A Small Point on that 'Military Report Card'

I'd just like to draw your attention to one slide from that military report card, the one on Enemy Initiated Attacks.

Screen-shot-2012-09-27-at-9.38.30-AM

What I want to draw your attention to is the "ISAF Observations" portion of the slide, but first let me explain how I read the chart.  The important thing about this slide is that it shows that the Surge was a failure.  Why does it show that?  Because the Surge was intended to collapse the opposition, so that Afghan forces could stand up and take control.  Instead of those recurrent peaks, representing the annual fighting seasons, you should see a peak and then a decline.  Compare the same chart from the Iraq war:

Iraq_surge

Here you see a sharp drop from the peak until the tail is more than 90% lower than the peak, beginning just as the Surge really takes effect in the summer and fall of 2007.  With a few blips, the general trend is to tail off.  
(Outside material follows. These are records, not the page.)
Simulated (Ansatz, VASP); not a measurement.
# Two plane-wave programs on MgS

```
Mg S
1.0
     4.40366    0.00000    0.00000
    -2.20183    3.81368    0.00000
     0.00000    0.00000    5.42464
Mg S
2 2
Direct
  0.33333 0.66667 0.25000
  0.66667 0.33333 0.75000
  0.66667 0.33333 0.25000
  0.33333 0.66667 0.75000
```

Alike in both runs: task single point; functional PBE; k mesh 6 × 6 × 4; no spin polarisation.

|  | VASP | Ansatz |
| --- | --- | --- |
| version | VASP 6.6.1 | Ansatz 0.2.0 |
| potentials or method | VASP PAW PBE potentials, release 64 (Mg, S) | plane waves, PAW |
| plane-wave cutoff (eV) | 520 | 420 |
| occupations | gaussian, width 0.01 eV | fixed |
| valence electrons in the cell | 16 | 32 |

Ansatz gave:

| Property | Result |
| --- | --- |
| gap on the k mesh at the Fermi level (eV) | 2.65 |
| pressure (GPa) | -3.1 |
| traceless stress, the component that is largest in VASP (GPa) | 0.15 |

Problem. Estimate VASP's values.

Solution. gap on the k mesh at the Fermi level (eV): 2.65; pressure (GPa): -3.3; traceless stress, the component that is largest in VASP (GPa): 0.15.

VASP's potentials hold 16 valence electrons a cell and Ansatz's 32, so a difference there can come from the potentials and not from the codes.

What the Afghan slide shows instead is that the surge did nothing to break the enemy's capacity to initiate violence.  In the beginning, we see an insurgency built around a fighting season, but showing robust capacity to return year after year and strongly contest government control through violence.  At the end of the chart, we see the same thing.  We can't even say that enemy capacity was decreased by the surge, because although the peaks are slightly lower at the end of the surge than in its first year, they are about the same level as pre-surge.  In other words, the surge increased the level of enemy initiated violence, which is only now returning to the pre-surge levels.

Remember that the majority of Americans who have died in Afghanistan died during these 'surge' years, under this, President Obama's plan.  What have they given their lives to achieve?

Now, what I said I wanted to talk about was the "ISAF Observations" portion of the slide.  Read it over.  There's no acknowledgement of anything we just discussed.  Some staff officers at ISAF are trying to help their boss put a happy face on this:  hey, a 5% drop if we look at it just this way! 9% here!  None of them dare to tell their boss to brief that the surge has left EIA levels almost exactly where they were before the surge, and accomplished only raising those levels during the surge.

Staff officers in Afghanistan:  Odds are your boss already knows what you don't want to tell him, and just like you he doesn't want to have to be the one to brief his commander.  Nevertheless, you must encourage in each other the same courage we ask of the infantryman who has to advance into enemy fire.  It's time to speak the truth.  Nobody wants to hear it, but here it is.